It’s been a tough year on the Clinch with water flows. June started out great but those rain systems that skirted the Smokies hit the Norris Lake area pretty hard. They have been constantly releasing water from the dam for the last few weeks.
I’m expecting those water releases to relax pretty soon. We should soon see the standard summer release schedules of low water in the morning and increased generation in the afternoons when power demand is at its highest.
When water releases do relax, you may still see some Sulphurs hatching in the late morning and afternoon, but we’ve mostly missed that hatch this year. Of course, midges are abundant 365 days a year and will be the fly choice most of the time in July. There are many patterns that will work, but it’s tough to beat a standard black Zebra Midge.

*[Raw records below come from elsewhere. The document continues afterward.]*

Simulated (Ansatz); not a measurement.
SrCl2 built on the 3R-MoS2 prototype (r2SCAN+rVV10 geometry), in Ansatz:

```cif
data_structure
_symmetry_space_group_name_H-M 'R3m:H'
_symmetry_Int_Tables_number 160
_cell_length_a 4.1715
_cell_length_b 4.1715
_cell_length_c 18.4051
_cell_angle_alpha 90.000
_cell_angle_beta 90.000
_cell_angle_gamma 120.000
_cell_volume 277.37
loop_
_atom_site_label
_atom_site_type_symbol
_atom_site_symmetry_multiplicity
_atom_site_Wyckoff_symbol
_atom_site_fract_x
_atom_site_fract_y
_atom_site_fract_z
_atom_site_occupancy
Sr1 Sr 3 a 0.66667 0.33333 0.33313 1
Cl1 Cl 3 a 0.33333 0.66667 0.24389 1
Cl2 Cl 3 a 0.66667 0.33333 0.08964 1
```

The Smokies have been fishing great and that should continue into June. The biggest concern right now is water levels. After a wet and wild spring, we haven’t seen rain in the mountains for over two weeks and the streams are starting to show it. However, the weather forecast for the first week of June shows a little better chance for precipitation so hopefully we can get back on track.
Lower elevations will likely fish pretty well through the first half of the month, but as water temperatures continue to warm, expect the best fishing conditions in the mid to higher elevations, particularly by the latter part of the month.
We should continue to see sporadic hatches of Little Yellow Sallies, Light Cahills, Sulphurs and tan caddis. Larger golden stones are still hatching at night but fish are sometimes still looking for them in the early morning. Also start looking for Isonychia nymphs to start moving around toward the end of the month. But terrestrials will be the main course from now until fall with trout looking for beetles, ants, inchworms and the like.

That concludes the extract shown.